A self-styled “success born in 1887” amid the rolling alluvial-clay hills of Valdobbiadene and a flagship for the Treviso region, close to Venice, it’s owned today by Henkell yet it remains resolutely Italian. Just 30k from the Adriatic, below the towering Dolomites, the area’s home to international brands like Benetton, Diadora, Delonghi and, of course, tiramisu!
According to Klaus, the driving force behind the sudden global success of Prosecco is women: “The drink is stylish, it’s affordable, light and easy to pronounce. Pro suggests something good and secco suggests dry, which is what people want.
“Modern women have financial independence and tend to drink wine rather than beer, shots or spirits, and there you have it!”
Prosecco’s beautiful vineyards are a magnet for tourists, only an hour from Venice. “It’s been like the waves from a stone dropped in a pond: visitors from neighboring Austria, then Switzerland, then Germany took Prosecco back home and it spread from there. To the US and the UK and Canada. And it’s huge in France, too.“
Klaus adds that Prosecco is easy to understand: “there’s just the one grape, 100% Glera, and the flavor profile is consistent, unlike the complexity of Champagne, which is also more acidic, with its three grape varieties, its terminology, and many styles including rosé.

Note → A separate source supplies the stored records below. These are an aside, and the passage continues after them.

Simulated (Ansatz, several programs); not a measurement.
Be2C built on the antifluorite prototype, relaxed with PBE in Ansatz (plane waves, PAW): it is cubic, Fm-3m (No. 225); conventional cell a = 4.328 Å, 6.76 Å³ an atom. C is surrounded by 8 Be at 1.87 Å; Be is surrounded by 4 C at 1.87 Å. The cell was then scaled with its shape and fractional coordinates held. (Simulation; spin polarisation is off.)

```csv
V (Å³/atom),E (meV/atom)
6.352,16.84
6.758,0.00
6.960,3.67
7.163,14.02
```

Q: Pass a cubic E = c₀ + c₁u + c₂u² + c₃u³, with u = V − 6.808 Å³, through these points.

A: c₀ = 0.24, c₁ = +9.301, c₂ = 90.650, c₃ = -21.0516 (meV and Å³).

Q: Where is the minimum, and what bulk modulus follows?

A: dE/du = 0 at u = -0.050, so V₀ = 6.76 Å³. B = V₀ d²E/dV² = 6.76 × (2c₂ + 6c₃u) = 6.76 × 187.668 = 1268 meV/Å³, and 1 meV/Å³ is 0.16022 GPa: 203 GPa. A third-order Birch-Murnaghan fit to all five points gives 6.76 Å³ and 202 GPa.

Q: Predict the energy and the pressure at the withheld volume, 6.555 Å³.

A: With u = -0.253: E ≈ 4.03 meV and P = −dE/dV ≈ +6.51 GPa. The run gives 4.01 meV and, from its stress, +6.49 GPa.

“The great thing is to drink Prosecco fresh and young. It’s not made to improve with age,” says Klaus, who also looks after Henkell’s “Pearls of Europe” the company’s collection of fine sparkling wines made across Europe.
“In Italy, they drink Prosecco like water! It opens the meal and matches almost any kind of food. The only dish I don’t think it goes well with is the heavy barbecued meats they cook over open fires in northern Italy: there, they tend to use a hefty red made from a local grape they call Rubino (my guess is that’s alias Teroldego).”
Founder Francesco Mionetto got his start by bottling and selling wines made from the delicate Glera grapes (then called Prosecco) to the locals.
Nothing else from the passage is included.